Business Context
NewsPulse, a media monitoring platform, needs a text representation strategy for classifying incoming news headlines and short article snippets into editorial topics. The team wants to compare a sparse lexical baseline (TF-IDF) against dense semantic representations (word embeddings) before committing to a production pipeline.
Data
- Volume: 180,000 labeled documents collected over 12 months
- Text length: 8-220 words (median: 34 words)
- Language: English only
- Labels: 6 topic classes — Politics (22%), Business (19%), Sports (18%), Technology (15%), Entertainment (14%), Health (12%)

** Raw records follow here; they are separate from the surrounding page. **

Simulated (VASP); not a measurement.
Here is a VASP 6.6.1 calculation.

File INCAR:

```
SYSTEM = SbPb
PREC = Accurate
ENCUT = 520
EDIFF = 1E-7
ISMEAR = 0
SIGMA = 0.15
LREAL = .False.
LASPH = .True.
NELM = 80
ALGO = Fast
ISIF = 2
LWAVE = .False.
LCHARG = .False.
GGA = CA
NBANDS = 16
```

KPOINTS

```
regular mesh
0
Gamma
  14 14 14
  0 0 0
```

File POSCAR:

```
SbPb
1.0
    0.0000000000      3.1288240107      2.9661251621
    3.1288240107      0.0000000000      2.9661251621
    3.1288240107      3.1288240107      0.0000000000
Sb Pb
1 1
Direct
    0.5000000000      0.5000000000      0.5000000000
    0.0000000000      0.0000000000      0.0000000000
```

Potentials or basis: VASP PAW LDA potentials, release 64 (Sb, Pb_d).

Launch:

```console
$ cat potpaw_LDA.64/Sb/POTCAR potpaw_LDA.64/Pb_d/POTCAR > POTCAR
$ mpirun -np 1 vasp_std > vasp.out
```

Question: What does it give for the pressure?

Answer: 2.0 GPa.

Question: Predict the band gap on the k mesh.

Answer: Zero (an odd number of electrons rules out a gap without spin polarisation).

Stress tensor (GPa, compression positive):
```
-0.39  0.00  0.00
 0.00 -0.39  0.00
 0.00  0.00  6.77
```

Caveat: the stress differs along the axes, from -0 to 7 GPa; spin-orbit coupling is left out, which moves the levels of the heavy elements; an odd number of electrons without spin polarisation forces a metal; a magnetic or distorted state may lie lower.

- Noise: HTML fragments, duplicated wire headlines, inconsistent casing, punctuation-heavy social reposts
Success Criteria
A good solution should clearly explain the practical difference between TF-IDF and word embeddings, implement both approaches in Python, and demonstrate which representation performs better for this short-text classification task. Target macro-F1 ≥ 0.82 on a held-out test set, with a clear discussion of trade-offs in interpretability, latency, and semantic generalization.
Constraints
- Training must run on a single CPU or one small GPU
- Inference latency should stay under 50ms per document for batch scoring
- The solution should be easy for an editorial analytics team to maintain
Requirements
- Build a baseline classifier using TF-IDF features and a linear model.
- Build a second classifier using word embeddings aggregated at document level or a lightweight transformer embedding model.
- Define a realistic preprocessing pipeline for noisy news text.
- Compare both methods on performance, memory usage, and interpretability.
- Explain when TF-IDF is preferable and when embeddings are preferable in production.